Apple's market share among specialty electronics retailers has been steadily growing since the release of iPhone in 2007, having reportedly expanded from 3.8 percent (with $3.5 billion in revenue) to 15 percent ($15.6 billion) six years later in 2013.
The numbers, compiled by Euromonitor International and published by MarketWatch, indicate that the market as a whole has seen a significant decline since 2007. Total sales have fallen from a peak of $109.9 billion that year to $95.9 billion last year.
Apple's retail sales are up however, likely due to the fact that it sells higher end products and provides a unique level of support for its customers. Other "brick and mortar" electronics retailers have been hit hard by the increasing availability of low cost products from online retailers such as Amazon.
Apple itself actually reported $20.8 billion in total retail store revenues during calendar 2013 (significantly higher than the $15.6 billion figure that Euromonitor provided for the company when calculating 15 percent of 59.9 billion).
In first place, Best Buy was said to have a 31.3 percent share of the market last year, with just over twice the sales of Apple despite having nearly 2,000 outlets internationally compared to Apple's 410 locations.
While up from 28.7 percent share in 2007, Best Buy has seen its piece of the electronics sales pie steadily shrink each year since 2009.
Third place Radio Shack has seen its share fall from 4.9 percent in 2007 to today's 4.5 percent share. However, in 2009 the company's share was nearly as large as Apple's, while four years later it has fallen to represent less than a third, or 4.5 percent to the iPhone maker's 15 percent share.
This all happened before
Apple's ability to maintain or expand its market share in a shrinking market is also evident in PCs, where Apple's share has steadily inclined as the company's Mac sales have grown rapidly while overall unit sales of generic PCs have plateaued and actually begun to contract.
Apple is not only growing its share, but also doing so with premium priced Macs that cost on average $1300, compared to the industry average selling price for PCs now at $301.

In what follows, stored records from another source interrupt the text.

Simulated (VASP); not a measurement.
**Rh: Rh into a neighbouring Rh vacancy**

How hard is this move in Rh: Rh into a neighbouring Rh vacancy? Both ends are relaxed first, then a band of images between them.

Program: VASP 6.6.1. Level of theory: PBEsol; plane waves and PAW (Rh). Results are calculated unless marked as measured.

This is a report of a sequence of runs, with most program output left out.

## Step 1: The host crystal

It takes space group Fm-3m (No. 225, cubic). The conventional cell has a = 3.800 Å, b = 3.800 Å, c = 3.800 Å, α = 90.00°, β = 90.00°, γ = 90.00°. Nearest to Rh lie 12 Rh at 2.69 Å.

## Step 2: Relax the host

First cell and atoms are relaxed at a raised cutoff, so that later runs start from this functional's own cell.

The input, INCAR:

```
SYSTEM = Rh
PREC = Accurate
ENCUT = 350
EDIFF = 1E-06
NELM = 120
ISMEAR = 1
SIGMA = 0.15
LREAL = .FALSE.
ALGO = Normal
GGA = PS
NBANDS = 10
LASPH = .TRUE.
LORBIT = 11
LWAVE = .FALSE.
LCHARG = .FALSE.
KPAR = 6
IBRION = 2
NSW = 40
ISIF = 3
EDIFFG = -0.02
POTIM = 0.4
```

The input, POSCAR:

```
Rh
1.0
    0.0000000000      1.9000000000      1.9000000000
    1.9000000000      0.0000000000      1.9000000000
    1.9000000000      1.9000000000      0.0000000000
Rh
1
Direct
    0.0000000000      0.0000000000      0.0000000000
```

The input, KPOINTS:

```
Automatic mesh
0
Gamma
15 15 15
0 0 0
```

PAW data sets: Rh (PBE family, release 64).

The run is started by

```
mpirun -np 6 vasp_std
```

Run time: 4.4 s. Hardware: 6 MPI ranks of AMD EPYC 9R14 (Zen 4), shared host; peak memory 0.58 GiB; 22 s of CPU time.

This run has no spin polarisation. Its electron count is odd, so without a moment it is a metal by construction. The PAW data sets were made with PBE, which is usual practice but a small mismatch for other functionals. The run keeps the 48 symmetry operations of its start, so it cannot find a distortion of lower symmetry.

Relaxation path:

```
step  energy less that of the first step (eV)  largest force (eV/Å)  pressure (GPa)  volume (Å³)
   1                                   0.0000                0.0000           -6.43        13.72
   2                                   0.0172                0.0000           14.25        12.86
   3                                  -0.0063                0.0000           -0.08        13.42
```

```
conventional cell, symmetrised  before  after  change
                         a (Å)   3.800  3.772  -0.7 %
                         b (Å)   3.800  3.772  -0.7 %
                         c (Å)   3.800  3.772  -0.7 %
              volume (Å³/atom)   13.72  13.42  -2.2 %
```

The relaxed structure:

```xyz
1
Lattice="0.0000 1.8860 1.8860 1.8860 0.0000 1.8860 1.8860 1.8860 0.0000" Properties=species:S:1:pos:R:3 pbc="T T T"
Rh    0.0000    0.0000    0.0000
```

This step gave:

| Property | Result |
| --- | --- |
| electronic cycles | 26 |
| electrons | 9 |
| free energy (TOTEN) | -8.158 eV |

The maturing market for "smartphones" is also predicted to similarly begin slowing down this year, and early predictions have targeted Apple as being an early casualty in this shift, contrary to its history among PCs.
However, while Google, Microsoft and Samsung are increasingly focusing on the perceived growth potential in low end devices, Apple continues to see extraordinarily healthy demand for its highest end iPhone 5s, and across its entire premium iPhone lineup. Apple doesn't even sell a low end phone priced near the Average Selling Price of global sales of Windows Phone ($301) or Android ($276).
In stark contrast, Samsung's Galaxy S and Note products failed to reach initial predictions, selling just 100 million units last year as Apple sold over 150 million iPhones at similar, premium priced tiers. HTC's One, LG's G2, Motorola's flagship X phone and Nokia's higher end Lumia phones running Microsoft's Windows Phone all suffered very disappointing sales.